A new passport was issued to him in the name of Danylo Kostyantynovych Solonchak and in early 1944 he was sent to Lviv with a number of tasks to establish work of the underground.

After the liberation of the city from the Nazis, the Soviet military administration, together with the state security agencies, began searching for the unreliable, those who fought in the Ukrainian Insurgent Army and welcomed the return of Soviet power without much joy. Everyone was sifted through the KGB sieve: where he was, what he did, with whom and against whom he fought, and so on – all the way back to 1917. I. Lytvynenko was soon detained. He was promised life if he told about his activities in the underground.

I. Lytvynenko tried to play by his own rules. During interrogations, he spoke about his participation in the First Winter Campaign, life in exile, the activities of the UPR government and its intelligence service which at that time had long ceased to exist. But they wanted to hear something else from him. They asked about the organization of the OUN underground and connections with UPA leaders. He did not deny that he had such contacts, but confessed only to those who had already died or were abroad. He was released from prison for some time and was under surveillance to find out about his connections. And because of purposeful pressure, ideological influence and all sorts of promises they tried to talk him into cooperation. But in vain.

Eventually, the detectives got sick and tired of him. The investigator then ruled:

“Despite the fact that Lytvynenko-Morozenko was given the opportunity to atone for his guilt before the Soviet authorities, he on his own initiative did not provide us with any information about the OUN-UPA underground, hides from us known to him OUN members, but he himself does maintain his ties with OUN-UPA.

Decision:

Lytvynenko-Morozenko Ivan Danylovych, who lives at the address: 24, Yakhovycha Street, Flat 1, Lviv, to be arrested… ”(BSA of the SBU. – Case 10418. - P 3–3).

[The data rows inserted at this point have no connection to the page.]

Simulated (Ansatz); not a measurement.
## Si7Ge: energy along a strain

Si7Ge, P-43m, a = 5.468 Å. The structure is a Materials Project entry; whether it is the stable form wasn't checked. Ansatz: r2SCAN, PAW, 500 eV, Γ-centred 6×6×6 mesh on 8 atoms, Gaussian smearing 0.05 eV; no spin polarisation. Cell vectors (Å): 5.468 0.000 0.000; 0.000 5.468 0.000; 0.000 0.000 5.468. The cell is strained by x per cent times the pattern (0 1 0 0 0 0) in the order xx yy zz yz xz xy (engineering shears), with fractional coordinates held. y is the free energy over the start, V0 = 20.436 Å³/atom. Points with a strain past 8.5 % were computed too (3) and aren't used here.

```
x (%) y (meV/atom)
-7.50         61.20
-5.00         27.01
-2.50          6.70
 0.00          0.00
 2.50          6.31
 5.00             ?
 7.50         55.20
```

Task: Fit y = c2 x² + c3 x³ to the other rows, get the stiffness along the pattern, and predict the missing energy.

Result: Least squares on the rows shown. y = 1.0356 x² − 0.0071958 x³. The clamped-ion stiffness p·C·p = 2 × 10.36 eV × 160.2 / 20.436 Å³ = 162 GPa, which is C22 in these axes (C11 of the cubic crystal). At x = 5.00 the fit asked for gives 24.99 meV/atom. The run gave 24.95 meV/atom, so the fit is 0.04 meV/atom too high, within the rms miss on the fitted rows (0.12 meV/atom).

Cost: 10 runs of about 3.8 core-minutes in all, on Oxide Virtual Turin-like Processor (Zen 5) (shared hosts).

The arrest was authorized on June 1, 1946. The investigation lasted until the end of the year and ended on December 12 with a death sentence handed down by a military tribunal of the Kyiv Region Ministry of Internal Affairs. But for more than two months I. Lytvynenko was kept in the death cell of Lukyanivka prison. Perhaps they hoped that he would tell everything he kept silent about during interrogations. He did not.

Ivan Danylovych Lytvynenko was shot dead on February 17, 1947.